The video definitely matches the song, with risqué lyrics like: "Call me over 'cause I go hard / Sweet lil' bih, f*ck like a porn star." But as nasty as the song and video is, at the core it's a celebration of an oft-disparaged group of people: sex workers.

The singer even made sure to note on her instagram the importance of supporting sex workers with this heartfelt message: "support sex workers!!!! ESPECIALLY BLACK TRANS SEX WORKERS. the most vulnerable. sex workers deserve proper pay, protection, and to exist in their careers without consistent shame & violence."

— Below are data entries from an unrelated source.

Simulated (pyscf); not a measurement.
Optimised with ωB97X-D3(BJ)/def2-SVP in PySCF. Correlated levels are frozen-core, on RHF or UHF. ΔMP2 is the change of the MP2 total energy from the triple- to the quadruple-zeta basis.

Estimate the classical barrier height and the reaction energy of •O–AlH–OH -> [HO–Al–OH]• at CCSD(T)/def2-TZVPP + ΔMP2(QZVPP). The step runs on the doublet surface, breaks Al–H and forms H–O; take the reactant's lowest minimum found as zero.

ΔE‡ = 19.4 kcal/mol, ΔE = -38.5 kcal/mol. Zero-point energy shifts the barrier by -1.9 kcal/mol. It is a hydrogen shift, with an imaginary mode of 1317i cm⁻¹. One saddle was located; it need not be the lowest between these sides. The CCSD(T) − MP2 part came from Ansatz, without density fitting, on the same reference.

The video ends with an even more powerful message from writer and activist Da'Shaun Harrison: "SEX WORK is a political term that covers and embraces: street-level prostitution, erotic dancing, camera work, adult film, agency escorting, sensual messages, dominatrix work, and all other occupations through which one sells their sexual(-ized) services to clients. It is a legitimate form of labor that must be decriminalized so as to function as a safe form of work for all sex workers. It is often the lives and livelihoods of those who do street-level work that is impacted by criminalizing policies and cultural stigmatization. Overwhelmingly, those folks are Black trans women, Black cisgender women, and other Black queer and trans people — including youth. Black people—as well as Indigenous people and other people of color — deserve to be able to perform sex work without any limitations or stigmas attached, and this means that everyone must commit to learning from sex workers about sex work and sex workers' needs."

Women artists have been profiting off of selling sex appeal and what some might call sex worker aesthetics for decades. Recent chart hits from Doja Cat's "Cybersex" to Cardi B and Megan Thee Stallion's "WAP" revel in female sexual autonomy and freedom. (While women artists have always sung and rapped about sex, male rappers have always employed video vixens to star in their sexually charged visuals that heavily borrow from the sex worker aesthetic as well.)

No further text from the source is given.